Pressed on whether that would include those who met the legal requirements for residence but did not apply in the next 14 months, he replied: “Theoretically yes. We will apply the rules.”
Two million people have so far applied to the scheme, according to Home Office figures. This leaves up to two million more EU citizens needing to apply before the deadline.
As recently as Wednesday, the Home Office said EU citizens had until “at least” December 2020 to apply, but Lewis’s words appear to be a hardening of the deadline.
Maike Bohn of the3million group, which represents EU citizens, said it had pressed the Government “for years” to acknowledge what would happen to those who have not acquired the status in 2021.
“Today, after much wait, it is confirmed that hundreds and thousands of people will be punished with the threat of removal from their home,” she said.
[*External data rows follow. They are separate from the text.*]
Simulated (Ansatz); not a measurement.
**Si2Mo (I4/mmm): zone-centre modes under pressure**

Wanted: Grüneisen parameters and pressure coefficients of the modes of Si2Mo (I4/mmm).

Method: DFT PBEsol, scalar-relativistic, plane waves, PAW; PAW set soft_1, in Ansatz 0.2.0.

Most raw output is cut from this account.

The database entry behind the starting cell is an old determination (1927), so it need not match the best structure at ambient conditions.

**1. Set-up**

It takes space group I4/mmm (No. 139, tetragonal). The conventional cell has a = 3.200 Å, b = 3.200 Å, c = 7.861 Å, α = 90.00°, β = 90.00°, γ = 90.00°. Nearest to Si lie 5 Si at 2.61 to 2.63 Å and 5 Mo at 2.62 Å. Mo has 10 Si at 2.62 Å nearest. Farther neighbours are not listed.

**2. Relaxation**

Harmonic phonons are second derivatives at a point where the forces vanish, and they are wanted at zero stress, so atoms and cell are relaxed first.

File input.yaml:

“This is no way to treat people, let alone what was promised. Those people who miss the tight deadline will face the full force of the hostile environment.
“That is the grim reality of the UK Government’s position, no matter how many times they repeat the phrase ‘EU citizens and their families are our friends, neighbours and colleagues and we want them to stay’.”
SNP immigration spokesperson Stuart McDonald MP urged the Tories to stop “playing with people’s lives” and to implement automatic permanent residence for EU nationals and family members already in the UK.
He said: “Instead of issuing threats to EU citizens who have spent years building their lives here, he should be focussing on supporting them to stay,” he said. “It is a clear admission that there are fundamental problems with the settled status scheme and a very real potential for hundreds of thousands of people to go from being legal residents to undocumented migrants overnight – yet the Tories continue to wilfully sit on their hands and do nothing to address it.
“The UK Government is completely ignoring this looming threat that would not only see thousands of of people being forced to leave their home in the UK, but leave thousands more unable to work, rent somewhere to live, access free healthcare, and open a bank account in order to continue living their life in the UK.”
A statement from a Home Office spokesman repeated a similar phrase and added: “We have received two million applications and are looking for reasons to grant status, not refuse, and EU citizens have until at least December 2020 to apply.
“We’ve always been clear that where they have reasonable grounds for missing the deadline, they’ll be given a further opportunity to apply.”